Tech and science, as I have tiresomely pointed out over and over again, always moves to the country with the manufacturing floor lead. There is a delay, but it is now past.

Meanwhile, as of 2024 China controls 35% of industrial output, up from 31% in 2022.

China is moving towards the sort of economic and technological dominance the US enjoyed after World War II. It’s that significant.

And notice that the tech and science lead is accelerating.

Everything in geopolitics, economics and trade needs to take this into account. Nothing is more important except ecological issues.

People talk about a multipolar world, but what is actually happening is a new cold war, with the American side weaker and more backward. The USSR lost not because of some mythical inferior system, but because it started behind and stayed behind, with less population and fewer resources. It competed in some techs for a while, but was never able to establish a sustained lead in any significant number.

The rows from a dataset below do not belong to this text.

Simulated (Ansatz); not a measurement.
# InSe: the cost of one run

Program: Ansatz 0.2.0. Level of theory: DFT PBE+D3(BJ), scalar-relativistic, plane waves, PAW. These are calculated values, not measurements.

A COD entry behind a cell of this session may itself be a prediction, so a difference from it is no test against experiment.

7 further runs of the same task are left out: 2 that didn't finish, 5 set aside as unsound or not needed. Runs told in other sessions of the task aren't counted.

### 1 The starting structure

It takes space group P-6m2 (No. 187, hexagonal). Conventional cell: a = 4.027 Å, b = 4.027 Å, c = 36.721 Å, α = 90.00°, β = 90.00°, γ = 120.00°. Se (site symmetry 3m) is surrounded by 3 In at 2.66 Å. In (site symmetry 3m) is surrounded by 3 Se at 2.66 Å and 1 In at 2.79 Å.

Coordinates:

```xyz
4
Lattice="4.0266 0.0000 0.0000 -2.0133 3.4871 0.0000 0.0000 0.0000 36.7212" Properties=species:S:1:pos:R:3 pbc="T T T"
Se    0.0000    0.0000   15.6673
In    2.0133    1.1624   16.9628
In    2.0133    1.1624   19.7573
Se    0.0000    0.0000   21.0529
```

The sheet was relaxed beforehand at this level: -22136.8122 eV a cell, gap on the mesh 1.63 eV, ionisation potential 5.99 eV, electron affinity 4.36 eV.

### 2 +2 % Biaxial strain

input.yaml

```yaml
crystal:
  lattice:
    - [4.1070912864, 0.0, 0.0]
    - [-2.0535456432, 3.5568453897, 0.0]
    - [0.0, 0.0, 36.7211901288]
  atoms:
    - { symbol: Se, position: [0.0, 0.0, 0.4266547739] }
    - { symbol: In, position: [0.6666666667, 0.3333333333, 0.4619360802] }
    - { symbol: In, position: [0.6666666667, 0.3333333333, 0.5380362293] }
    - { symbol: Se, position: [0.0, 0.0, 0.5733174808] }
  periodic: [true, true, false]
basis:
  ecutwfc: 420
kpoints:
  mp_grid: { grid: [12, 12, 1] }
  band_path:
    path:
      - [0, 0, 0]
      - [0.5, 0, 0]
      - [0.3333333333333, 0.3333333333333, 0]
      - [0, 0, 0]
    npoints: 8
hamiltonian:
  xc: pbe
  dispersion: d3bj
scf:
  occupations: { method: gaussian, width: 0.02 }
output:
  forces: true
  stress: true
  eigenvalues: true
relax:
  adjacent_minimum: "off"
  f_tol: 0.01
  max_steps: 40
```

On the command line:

People wonder why I suggest most countries should be cutting a deal with and at least slightly aligning towards China. It’s because they’ve already won, and being on the stronger, more prosperous side is superior to being on the weaker, less prosperous side. Further, the sooner countries cut a deal, the better that deal will be.

The US is flailing about with the remains of its power, but the closest analogy to its position is Britain in 1918. The Empire still exists, but everyone with sense can see that its days are numbered. The analogy isn’t perfect, there was no Great War, and America is a continental power, but the same power overhang without the ability to sustain exists.

This informs everything: the US withdrawal from Europe, which is underway. The French being kicked out of Africa, because China can supply everything they need. America’s attempts to cannibalize its vassals for as much tech and industry as they can get, and so on.

America’s currently pressuring Taiwan and TSMC to give them their 2nm fab tech. 85% of Taiwanese oppose this, but the US is piling the pressure on.

Thing is, in time, it won’t matter. China’s catching up anyway.

America’s burning down its old Empire to try and stay in the game. But its vassals are fools if they cooperate. There is nothing the US can offer at this point which is worth the long term cost of submitting to US looting. This is true of Ukraine as well, by the way, and it appears they’re going to sign a minerals deal with Europe instead of the US, which is not ideal, but at least they won’t be screwed both ways to Sunday.

Disentangling from a flailing declining Empire is dangerous and difficult. But it has to be done. By everyone with any sense. Give America its splendid isolation as it falls into decline, or join it.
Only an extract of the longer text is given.